Sometimes, science fiction is also science fact.
Katherine Wyman of the Harvard-Smithsonian Center for Astrophysics (CfA), began her Thursday night discussion, "Dark Cloud Encounters," by recalling a 2003 episode of the revived "Twilight Zone" television series called "Sunrise," during which the sun was blocked by a dark cloud, devastating the Earth's climate.
Such "clouds of gas and dust between stars" do exist, Wyman told a packed Phillips Auditorium, and they do indeed have the potential to alter the climate. Wyman spoke as part of the CfA's observatory nights, which invite the general public to hear about topics in astrophysics every third Thursday of the month.

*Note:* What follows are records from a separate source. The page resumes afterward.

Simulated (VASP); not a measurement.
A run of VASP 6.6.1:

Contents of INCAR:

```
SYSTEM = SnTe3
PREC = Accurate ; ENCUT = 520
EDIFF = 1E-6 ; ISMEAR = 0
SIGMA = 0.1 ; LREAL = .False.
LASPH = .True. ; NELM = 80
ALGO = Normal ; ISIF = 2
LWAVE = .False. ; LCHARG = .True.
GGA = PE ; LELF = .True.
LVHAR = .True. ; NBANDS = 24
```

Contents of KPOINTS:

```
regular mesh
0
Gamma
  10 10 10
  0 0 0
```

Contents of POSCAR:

Wyman has studied these "dark clouds" between stars (which Wyman also termed interstellar medium or "ISM") to learn how far away they are from Earth, as well as "how fast the clouds are moving, their temperature, and their density." Conducting research using the massive Harlan J. Smith Telescope ("it's larger than the Hubble Space Telescope," Wyman noted) at the Texas-based McDonald Observatory, Wyman meticulously observed how some of these dark clouds blocked the light coming from particular stars.
Wyman explained that the star called the sun gives off gas, wind, and particles, creating a "bubble" called the heliosphere. The heliosphere is dynamic, she said. "It can get bigger or smaller" depending on the density of the ISM surrounding it. The heliosphere shrinks with increases in density, something that the dark clouds can cause.